Left-wing Oregon decriminalized drugs, and the results are predictably catastrophic.
In 2020, 58 percent of Oregon voters approved a ballot measure that decriminalized the hardest of hard drugs, including cocaine, fentanyl, heroin, and meth. If you are caught holding a small amount of these drugs, the only punishment is a $100 ticket. Put another way, holding and doing hard drugs in Oregon is the equivalent of a busted taillight.
Even so, unlike a taillight, the state makes it easy to get out of the drug ticket. All you need do is call a hotline for some kind of health assessment.
Per Fox News, the results are catastrophic for people and neighborhoods. A mere 16 months after this approach went into effect, “overdose deaths hit an all-time high in 2021 with 1069, a 41% increase from 2020.” And pretty much no one is seeking treatment, when getting people into treatment was the primary selling point of the ballot measure: “According to The Lund Report, after one year, just 136 people had entered treatment, less than 1% of those helped by Measure 110. But the actual number may be even lower.”
The range of the fallout goes beyond drug users:
“What we’re absolutely seeing is that as drug possession has been decriminalized, property crimes have increased and so has violent crime,” said District Attorney Kevin Barnett of Washington County, Oregon. Police in rural parts of Oregon also tell Fox News they are seeing more theft as people steal to feed their addiction.
Portland, the state’s largest city, set an all-time record with 90 murders in 2021. Police in Multnomah County link these to Measure 110, saying there’s been a rise in homicides tied to drug turf wars between gangs.
“The streets of downtown Portland, Oregon, resemble an open-air drug market,” adds Fox News. Hard drug use is “rampant and often visible on city streets. Portland police officers drive by homeless addicts buying and using.”
Currently, of all 50 states, Oregon has the second-highest rate of per capita addiction. An incredible one in five adults is now a drug addict.
People — well, dumb people — always say, “What’s the difference between drugs and alcohol?” The differences are legion. To begin with, it is much more difficult to become addicted to alcohol. Then there’s the fact that alcohol is not always consumed with the sole purpose of getting high or drunk. The sole purpose behind any drug is to get loaded.
Stigmas are important. Stigmas work. Once you remove the stigma from something, people begin to believe it’s not too bad or too dangerous. Well, if the state doesn’t make such a big deal about a little heroin or meth, why should I? It can’t be that dangerous, right?
And then, before you know it, those drugs have gotten ahold of you, and your life is either forever ruined or altered because that addiction is something you will fight for the rest of your life.
On one level, I agree with the new thinking behind addiction. We should at least try rehab before throwing someone in prison. My heart breaks for addicts. Those who sincerely want to get their life together should be given at least the chance to do so.

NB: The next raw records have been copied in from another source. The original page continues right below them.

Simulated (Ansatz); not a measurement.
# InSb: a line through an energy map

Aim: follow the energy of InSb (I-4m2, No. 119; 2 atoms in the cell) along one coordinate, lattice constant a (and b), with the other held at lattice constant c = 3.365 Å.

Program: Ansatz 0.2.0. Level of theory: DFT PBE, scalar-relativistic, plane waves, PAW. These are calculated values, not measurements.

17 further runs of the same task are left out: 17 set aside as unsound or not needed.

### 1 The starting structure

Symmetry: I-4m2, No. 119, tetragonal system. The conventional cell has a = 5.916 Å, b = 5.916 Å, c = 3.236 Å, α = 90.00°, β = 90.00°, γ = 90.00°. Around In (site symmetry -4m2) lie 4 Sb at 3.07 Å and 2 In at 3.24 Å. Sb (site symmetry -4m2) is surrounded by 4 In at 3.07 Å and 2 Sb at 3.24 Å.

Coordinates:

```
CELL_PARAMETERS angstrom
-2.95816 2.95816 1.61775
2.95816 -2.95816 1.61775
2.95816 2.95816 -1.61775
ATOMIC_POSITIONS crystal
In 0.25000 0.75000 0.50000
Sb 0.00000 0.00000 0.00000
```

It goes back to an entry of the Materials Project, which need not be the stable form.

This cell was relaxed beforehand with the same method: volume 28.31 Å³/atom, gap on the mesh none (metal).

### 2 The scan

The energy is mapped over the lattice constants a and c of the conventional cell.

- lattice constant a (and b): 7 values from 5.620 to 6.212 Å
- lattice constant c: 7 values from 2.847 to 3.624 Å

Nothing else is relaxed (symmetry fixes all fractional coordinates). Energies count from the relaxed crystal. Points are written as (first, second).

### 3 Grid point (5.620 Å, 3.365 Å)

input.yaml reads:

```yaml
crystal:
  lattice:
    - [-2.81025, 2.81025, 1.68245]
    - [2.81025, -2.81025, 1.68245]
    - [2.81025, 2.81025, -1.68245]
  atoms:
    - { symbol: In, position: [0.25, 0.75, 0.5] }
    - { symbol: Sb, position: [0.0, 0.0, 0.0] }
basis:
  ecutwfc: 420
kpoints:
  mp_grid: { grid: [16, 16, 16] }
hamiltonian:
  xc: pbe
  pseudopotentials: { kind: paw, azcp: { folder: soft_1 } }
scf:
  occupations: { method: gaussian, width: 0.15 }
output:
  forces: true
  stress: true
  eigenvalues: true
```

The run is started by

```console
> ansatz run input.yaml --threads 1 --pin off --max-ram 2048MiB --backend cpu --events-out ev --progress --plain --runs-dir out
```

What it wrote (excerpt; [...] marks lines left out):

But if your heart breaks for addicts, that same heart should rage against a state that is deliberately creating more and more addicts through the insane idea of decriminalization.
This is what happens when Democrats rule, including, in this case, Democrat voters by way of a ballot measure. These idiots worry about everything but what matters, and the fallout is always the same: more death and lowered quality of life.